06 - Bury College’s Suspension Process Breached Its Own Policy — and No One Explained Why
Bury College’s decision to suspend a staff member without reviewing that suspension, as required by its own policy, was a key procedural failing.
The
suspended teacher, who was later dismissed for alleged gross misconduct, was
left on suspension for 27 days. But the College’s own disciplinary policy
mandates that all suspensions must be reviewed within 19 days,
with a written explanation for any extension provided within five working days
of that review.
No such
review took place. No explanation was ever issued.
Despite
this breach, the suspension became the first formal step in what ultimately
became a full-scale disciplinary process. And while the College claimed it
followed procedure at every stage, there is no evidence that it complied with
this most basic safeguard built into its own system.
More
importantly, no one from the College explained why the suspension was allowed
to continue unreviewed. And crucially, no one involved in the suspension
decision was present at the tribunal to be questioned.
The
suspension decision was reportedly made by two senior figures: Tracy Pullein
and Danny Rushton. Neither provided a witness statement. Neither appeared at
tribunal. Their absence left a gap that couldn’t be filled, raising serious
concerns about transparency and accountability.

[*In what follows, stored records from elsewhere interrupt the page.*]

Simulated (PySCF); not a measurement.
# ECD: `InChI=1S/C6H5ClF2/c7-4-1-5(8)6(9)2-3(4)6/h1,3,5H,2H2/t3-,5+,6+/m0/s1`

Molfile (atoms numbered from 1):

The College’s position was that suspension was “necessary” in order to minimise any risk to students, offence being taken, reputational damage, and to protect the integrity of the workplace investigation. But without a documented rationale or review, this claim is difficult to assess.
In
contrast, ACAS guidelines, which inform best practice in disciplinary
procedures, stress that suspension should be a last resort, not a
default reaction. It should only be used when there is a genuine risk to
students, staff, or the integrity of an investigation, and must be reviewed
regularly to ensure it remains justified.
The
Claimant’s team say that the lack of review and written justification
rendered the suspension procedurally unlawful, or at the very least, fundamentally
unfair. If alternatives to suspension were never explored, and no review
ever took place, then the College not only breached its own policy, it denied
the Claimant a fair and balanced process from the outset.
Critics
say the failure to revisit the suspension decision speaks to a broader issue of
governance. “Policy only matters if it’s followed,” one legal observer noted.
“If a college can ignore its own procedures without consequence, then no
employee is truly protected.”
As the
Tribunal prepares to deliver its judgment, this unexamined suspension may yet
become one of the central flaws that determines the fairness, or unfairness, of the dismissal.